Old vs New Tax Regime Calculator (FY 2025-26)
Compare your income tax under the old and new regimes for FY 2025-26 (AY 2026-27) and see which one saves you more.
FY 2025-26 slabs incl. 4% cess, ₹75k (new) / ₹50k (old) standard deduction and Section 87A rebate (nil tax up to ₹12L new, ₹5L old). Estimate only — surcharge/marginal relief are simplified; confirm with a tax advisor.
What Is the Old vs New Tax Regime Calculator?
Since the new tax regime became the default option, every taxpayer in India faces the same question each year: old regime or new regime? The answer depends on how much you earn and how many deductions you can claim. This calculator computes your tax under both regimes for FY 2025-26 (AY 2026-27) side by side and tells you which one leaves more money in your pocket.

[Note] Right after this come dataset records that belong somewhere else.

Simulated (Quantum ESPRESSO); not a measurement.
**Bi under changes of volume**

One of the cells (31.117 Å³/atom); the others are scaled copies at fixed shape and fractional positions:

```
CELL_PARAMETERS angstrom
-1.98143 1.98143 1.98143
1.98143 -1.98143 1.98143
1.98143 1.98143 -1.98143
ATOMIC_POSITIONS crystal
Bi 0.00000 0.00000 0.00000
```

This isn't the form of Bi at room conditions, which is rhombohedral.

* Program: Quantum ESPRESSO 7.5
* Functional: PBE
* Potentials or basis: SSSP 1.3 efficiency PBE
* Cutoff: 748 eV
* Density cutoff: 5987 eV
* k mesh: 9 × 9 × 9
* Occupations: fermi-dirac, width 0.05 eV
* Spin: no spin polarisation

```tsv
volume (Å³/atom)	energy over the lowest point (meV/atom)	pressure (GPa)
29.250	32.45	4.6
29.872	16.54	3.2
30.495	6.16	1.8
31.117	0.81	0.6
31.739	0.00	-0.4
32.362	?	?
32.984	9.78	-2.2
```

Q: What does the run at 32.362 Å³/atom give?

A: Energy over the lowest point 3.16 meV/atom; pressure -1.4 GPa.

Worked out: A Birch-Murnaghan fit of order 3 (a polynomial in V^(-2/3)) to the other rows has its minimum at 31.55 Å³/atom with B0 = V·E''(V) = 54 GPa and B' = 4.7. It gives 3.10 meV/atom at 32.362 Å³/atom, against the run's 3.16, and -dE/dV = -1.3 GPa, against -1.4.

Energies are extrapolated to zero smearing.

The old regime has higher tax rates but lets you reduce taxable income with deductions such as Section 80C, 80D, HRA and home-loan interest. The new regime has lower, wider slabs and a much larger rebate, but it removes almost all of those deductions. The right choice is simply whichever produces the lower tax for your numbers.
FY 2025-26 Tax Slabs (Both Regimes)
The new regime slabs after Budget 2025 are:
- Up to ₹4,00,000 — Nil
- ₹4,00,001 to ₹8,00,000 — 5%
- ₹8,00,001 to ₹12,00,000 — 10%
- ₹12,00,001 to ₹16,00,000 — 15%
- ₹16,00,001 to ₹20,00,000 — 20%
- ₹20,00,001 to ₹24,00,000 — 25%
- Above ₹24,00,000 — 30%
The old regime slabs are: Nil up to ₹2,50,000; 5% from ₹2,50,001 to ₹5,00,000; 20% from ₹5,00,001 to ₹10,00,000; and 30% above ₹10,00,000. A 4% health and education cess applies to the tax in both regimes. Salaried taxpayers get a standard deduction of ₹75,000 in the new regime and ₹50,000 in the old regime.
The Section 87A Rebate Changes Everything
The biggest reason the new regime now wins for most people is the Section 87A rebate. In the new regime, if your taxable income is up to ₹12,00,000, your tax becomes nil (about ₹12.75 lakh of gross salary once the ₹75,000 standard deduction is added). In the old regime, the rebate only covers taxable income up to ₹5,00,000.
This means a salaried person earning up to roughly ₹12.75 lakh typically pays zero tax under the new regime, which is very hard to beat in the old regime even with full deductions. Above that level, the comparison depends heavily on how much you can actually deduct.
Worked Example and How to Decide
Consider a salaried person earning ₹15,00,000 a year with ₹2,00,000 of old-regime deductions.
- New regime: taxable income is ₹15,00,000 − ₹75,000 = ₹14,25,000. After slabs and 4% cess, the tax is about ₹97,500.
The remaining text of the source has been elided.